Recent reports have provided hope that China’s economy is stabilizing, but one fast-food operator is still seeing lukewarm sales as supply-chain issues linger. Late Monday, Yum! Brands (NYSE:YUM) announced that July same-store sales in China plunged an estimated 13 percent. That includes an estimated decline of 16 percent at KFC and a modest 3 percent gain at Pizza Hut. Analysts expected a drop of only 7.1 percent. In comparison, sales at stores opened for at least one year declined 10 percent in June.
The Kentucky-based company explained in a filing with the Securities and Exchange Commission that, “KFC sales were negatively impacted by the residual effects of adverse publicity surrounding the December poultry supply incident. Same-store sales are expected to recover over the course of the year and be positive in the fourth quarter.”
Yum!’s China sales started to go stale at the end of last year when the Chinese government was made aware of unapproved levels of antibiotics in the company’s chicken supply. Making matters worse, several cases of the avian flu appeared in the nation at the beginning of spring.
With Yum! receiving more than half of its operating earnings from China, the estimates did not sit well with investors. Shares fell more than 4 percent after the news but have trimmed losses during Tuesday’s trading. Year-to-date, shares of Yum! are still up about 9 percent, roughly the same as McDonald’s (NYSE:MCD). However, shares of Wendy’s (NYSE:WEN) and Burger King (NYSE:BKW) are up 70 percent and 18 percent, respectively.

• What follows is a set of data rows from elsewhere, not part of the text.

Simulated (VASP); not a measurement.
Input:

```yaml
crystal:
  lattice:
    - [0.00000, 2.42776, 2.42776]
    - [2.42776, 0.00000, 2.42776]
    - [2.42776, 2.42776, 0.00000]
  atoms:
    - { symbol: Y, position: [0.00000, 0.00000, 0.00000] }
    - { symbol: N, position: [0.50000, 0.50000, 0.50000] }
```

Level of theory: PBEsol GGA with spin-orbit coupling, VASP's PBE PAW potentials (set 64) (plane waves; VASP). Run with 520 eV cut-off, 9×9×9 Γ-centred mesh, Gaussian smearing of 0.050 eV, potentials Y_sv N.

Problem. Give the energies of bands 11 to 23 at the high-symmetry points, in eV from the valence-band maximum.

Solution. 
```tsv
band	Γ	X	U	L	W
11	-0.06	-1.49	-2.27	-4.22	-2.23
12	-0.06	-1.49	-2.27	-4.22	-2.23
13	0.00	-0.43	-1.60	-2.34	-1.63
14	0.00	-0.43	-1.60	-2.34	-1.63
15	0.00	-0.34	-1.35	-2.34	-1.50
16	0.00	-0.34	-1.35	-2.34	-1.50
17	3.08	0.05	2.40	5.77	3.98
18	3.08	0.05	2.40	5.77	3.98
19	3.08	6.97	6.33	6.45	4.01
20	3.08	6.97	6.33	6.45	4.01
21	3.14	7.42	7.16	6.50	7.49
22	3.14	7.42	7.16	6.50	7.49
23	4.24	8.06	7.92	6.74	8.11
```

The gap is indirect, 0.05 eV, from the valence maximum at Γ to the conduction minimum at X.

Years after the Great Recession technically ended, the restaurant industry is still serving mixed signals in the Untied States. The National Restaurant Association’s latest Restaurant Performance Index, which tracks the health and outlook for the industry, edged lower to 101.3 in June compared to 101.8 in May. However, June represented the fourth consecutive month that the RPI held above 100.
A reading above 100 signifies expansion, while a reading below represents contraction. Compared to May, the majority of restaurant operators reported weaker same-store sales and traffic in June.